Unpublished Disposition, 888 F.2d 1394 (9th Cir. 1989)Annotate this Case
UNITED STATES of America,Plaintiff-Appellee,v.Oscar Misael VELAZQUEZ, Defendant-Appellant.
United States Court of Appeals, Ninth Circuit.
Submitted Oct. 4, 1989.* Decided Nov. 6, 1989.
James A. Redden, District Judge, Presiding
Before FLETCHER, FERGUSON, and FERNANDEZ, Circuit Judges.
Defendant-Appellant, Oscar Misael Velazquez, appeals the district court's imposition of a sentence of ten years with no eligibility for parole, followed by a special parole term of four years. We affirm.
Velazquez was sentenced following his plea of guilty on one count of distribution of heroin, a Class B felony. The statute required a sentence for this violation of between five and forty years in prison with no eligibility for parole, followed by a special parole term of four years to life. 21 U.S.C. § 841(a) (1) and 841(b) (1) (B) (i). Under the statute, the judge may also impose a fine.
Sentencing is within the discretion of the judge and will generally not be reversed as long as the sentence falls within the bounds set by statute. United States v. Chiago, 699 F.2d 1012 (9th Cir.), cert. denied, 468 U.S. 854 (1983). The mandatory minimum sentence provision of this statute was upheld recently in this court. U.S. v. Kidder, 869 F.2d 1328, 1333 (9th Cir. 1989). The mandatory minimum sentence does not violate due process of law. Id. at 1334. In United States v. Barker, 771 F.2d 1362, 1365 (9th Cir. 1985), we held that a sentencing judge must make "an individualized assessment of a particular defendant's culpability" before imposing a sentence. In Kidder, we explained that this requirement does not make the statutory minimum unconstitutional: "Barker merely requires that, in choosing a sentence within the statutory limits, a trial judge must make an individualized assessment of the defendant's culpability." 869 F.2d at 1334-35.

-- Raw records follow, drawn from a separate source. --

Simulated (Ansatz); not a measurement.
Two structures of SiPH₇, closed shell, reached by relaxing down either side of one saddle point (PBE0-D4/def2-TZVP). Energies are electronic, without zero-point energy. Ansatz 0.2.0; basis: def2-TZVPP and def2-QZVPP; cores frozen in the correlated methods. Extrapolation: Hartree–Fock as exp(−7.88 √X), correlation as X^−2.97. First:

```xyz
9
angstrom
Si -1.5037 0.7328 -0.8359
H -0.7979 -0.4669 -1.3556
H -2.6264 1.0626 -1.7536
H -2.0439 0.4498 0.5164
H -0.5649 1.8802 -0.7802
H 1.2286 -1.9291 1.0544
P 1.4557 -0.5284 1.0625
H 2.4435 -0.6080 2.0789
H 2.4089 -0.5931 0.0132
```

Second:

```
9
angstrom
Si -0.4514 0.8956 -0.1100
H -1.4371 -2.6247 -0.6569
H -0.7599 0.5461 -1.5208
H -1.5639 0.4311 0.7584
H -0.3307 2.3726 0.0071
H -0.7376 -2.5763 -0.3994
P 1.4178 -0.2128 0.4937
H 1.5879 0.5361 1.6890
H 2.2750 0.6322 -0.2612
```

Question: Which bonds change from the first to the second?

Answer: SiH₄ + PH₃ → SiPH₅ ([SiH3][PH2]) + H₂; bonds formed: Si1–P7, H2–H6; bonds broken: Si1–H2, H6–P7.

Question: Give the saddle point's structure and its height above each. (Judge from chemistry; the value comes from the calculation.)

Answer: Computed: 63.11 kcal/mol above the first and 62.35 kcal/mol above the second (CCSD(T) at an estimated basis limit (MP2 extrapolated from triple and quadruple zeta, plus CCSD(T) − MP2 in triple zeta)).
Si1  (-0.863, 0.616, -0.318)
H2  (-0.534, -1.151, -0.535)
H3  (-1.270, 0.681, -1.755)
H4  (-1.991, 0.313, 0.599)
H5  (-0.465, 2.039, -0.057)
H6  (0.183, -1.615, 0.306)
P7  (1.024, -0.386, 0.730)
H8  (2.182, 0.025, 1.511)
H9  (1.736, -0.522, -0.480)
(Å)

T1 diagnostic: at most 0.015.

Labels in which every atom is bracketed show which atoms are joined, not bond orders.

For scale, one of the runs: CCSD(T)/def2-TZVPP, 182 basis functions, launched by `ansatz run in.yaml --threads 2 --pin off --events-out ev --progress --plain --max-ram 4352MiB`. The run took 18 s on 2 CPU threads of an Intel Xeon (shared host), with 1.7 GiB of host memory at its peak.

The only question Velazquez can raise on appeal is whether the trial judge in this case made an individualized assessment of the defendant. The judge stated:
I have reviewed all the documents and listened to the people who have come up here from Medford to speak on behalf of the defendant and some to request that no incarceration be provided here. There is, of course, a minimum mandatory. And further, I believe there is a necessity for a substantial sentence here. I can fully understand that it was a great temptation to you to sell drugs to enhance and raise your standard of living. But this is a case where you cannot even say this is the only way I can support my family under the circumstances.
You are a person who has held jobs with which you were able to provide for your family and been able to acquire fairly extensive real property, several automobiles. It was done strictly for money, for greed. And to do that, you are willing to sell to people of Medford and Jackson County marijuana, cocaine and heroin for whatever harm that obviously does do to people.
The sentence that I am going to pass here is a substantial sentence. It is not under the guidelines and hence it will result in approximately half the number of years that will actually be served.
I take no particular joy in doing it. The question that comes to my mind as you stand there is you are very sincere and you are very regretful of what happened. I can only say I'm another one who is very sorry for what you did.
The record demonstrates that the judge considered testimony on behalf of the defendant and the defendant's expression of regret, as well as other circumstances. The sentence was within the statutory limits, neither at the minimum nor the maximum. The record demonstrates that the sentence was individualized.
We therefore AFFIRM.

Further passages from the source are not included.